France may benefit as FIFA changes WCup draw
France was perhaps the biggest beneficiary when FIFA on Tuesday changed its procedure for the World Cup draw, to be held tomorrow, as the team now has better odds of avoiding Brazil and Argentina.
As the lowest-ranked of nine unseeded European qualifiers, France was expected to go in the Africa-dominated draw pot — meaning it could not be placed in the same group as a top-seeded European team.
But instead of following its format from the 2006 World Cup, FIFA decided all nine European teams will enter an open ballot which starts the draw ceremony tomorrow.
That team selected will effectively enter Pot 2 alongside the five African teams, plus Chile and Ecuador.
France could yet face the top South Americans but now also has the chance of drawing seeded Switzerland or Belgium.
FIFA President Sepp Blatter said the decision followed talks with confederation presidents, including UEFA’s French president Michel Platini. However, Blatter sidestepped a question asking him to explain a procedure that seemingly ignored FIFA’s own precedent and favored France.

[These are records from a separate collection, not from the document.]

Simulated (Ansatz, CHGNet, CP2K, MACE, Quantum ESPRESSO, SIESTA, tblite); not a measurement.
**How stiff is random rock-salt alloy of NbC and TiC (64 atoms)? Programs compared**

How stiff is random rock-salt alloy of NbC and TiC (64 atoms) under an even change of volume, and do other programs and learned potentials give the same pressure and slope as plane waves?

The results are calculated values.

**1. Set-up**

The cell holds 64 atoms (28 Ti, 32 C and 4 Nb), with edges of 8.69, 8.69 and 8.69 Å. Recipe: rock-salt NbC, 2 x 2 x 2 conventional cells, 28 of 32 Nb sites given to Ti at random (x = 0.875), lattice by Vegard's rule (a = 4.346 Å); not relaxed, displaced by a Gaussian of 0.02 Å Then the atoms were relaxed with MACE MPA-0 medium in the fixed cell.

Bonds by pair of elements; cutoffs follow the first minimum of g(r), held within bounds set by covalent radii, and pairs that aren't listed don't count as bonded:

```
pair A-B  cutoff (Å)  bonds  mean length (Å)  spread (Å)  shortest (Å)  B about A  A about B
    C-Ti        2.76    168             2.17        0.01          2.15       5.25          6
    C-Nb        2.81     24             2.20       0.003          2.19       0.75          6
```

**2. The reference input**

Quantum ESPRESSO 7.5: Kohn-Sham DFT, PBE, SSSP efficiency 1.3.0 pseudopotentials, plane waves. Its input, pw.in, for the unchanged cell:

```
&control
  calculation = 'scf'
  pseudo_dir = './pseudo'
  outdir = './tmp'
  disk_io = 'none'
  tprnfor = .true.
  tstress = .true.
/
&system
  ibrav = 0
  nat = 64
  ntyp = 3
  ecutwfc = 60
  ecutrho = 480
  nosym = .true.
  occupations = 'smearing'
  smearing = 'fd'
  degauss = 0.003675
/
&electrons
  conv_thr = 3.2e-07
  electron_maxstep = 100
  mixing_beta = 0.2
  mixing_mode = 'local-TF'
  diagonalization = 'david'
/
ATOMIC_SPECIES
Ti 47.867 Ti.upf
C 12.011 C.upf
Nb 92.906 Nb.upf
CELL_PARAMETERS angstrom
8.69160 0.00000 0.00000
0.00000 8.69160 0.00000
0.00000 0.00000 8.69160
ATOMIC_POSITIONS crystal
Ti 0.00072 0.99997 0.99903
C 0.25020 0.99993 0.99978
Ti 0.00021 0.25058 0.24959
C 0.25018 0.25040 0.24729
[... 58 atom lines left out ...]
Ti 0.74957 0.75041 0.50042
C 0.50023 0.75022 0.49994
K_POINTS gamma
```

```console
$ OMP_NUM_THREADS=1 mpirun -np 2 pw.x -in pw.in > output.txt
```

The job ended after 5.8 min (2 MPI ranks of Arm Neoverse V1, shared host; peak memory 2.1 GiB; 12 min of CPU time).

“Let us (hold the) draw and not let us speak of teams,” Blatter said.
FIFA traditionally tries to create pots based on geography, so groups will include teams from up to four different continents and avoiding scenarios where three European teams get grouped together. For the 2006 tournament — the last time there were nine unseeded European teams — Serbia and Montenegro was the lowest-ranked team from the continent. FIFA put it in a separate pot, and Serbia and Montenegro found itself in the toughest group: with Argentina, Netherlands and Ivory Coast.
The eight top-ranked teams in Pot 1 also include Colombia, Uruguay, Germany and Spain. The five African teams in Pot 2 are Algeria, Cameroon, Ivory Coast, Ghana and Nigeria, while Pot 3 includes the teams from the Asian and CONCACAF regions — Australia, Iran, Japan, South Korea, Costa Rica, Honduras, Mexico and the United States.
Also, FIFA’s World Cup organizing committee declined to switch early kickoff times in tropical cities despite concerns by the international players’ union about the heat.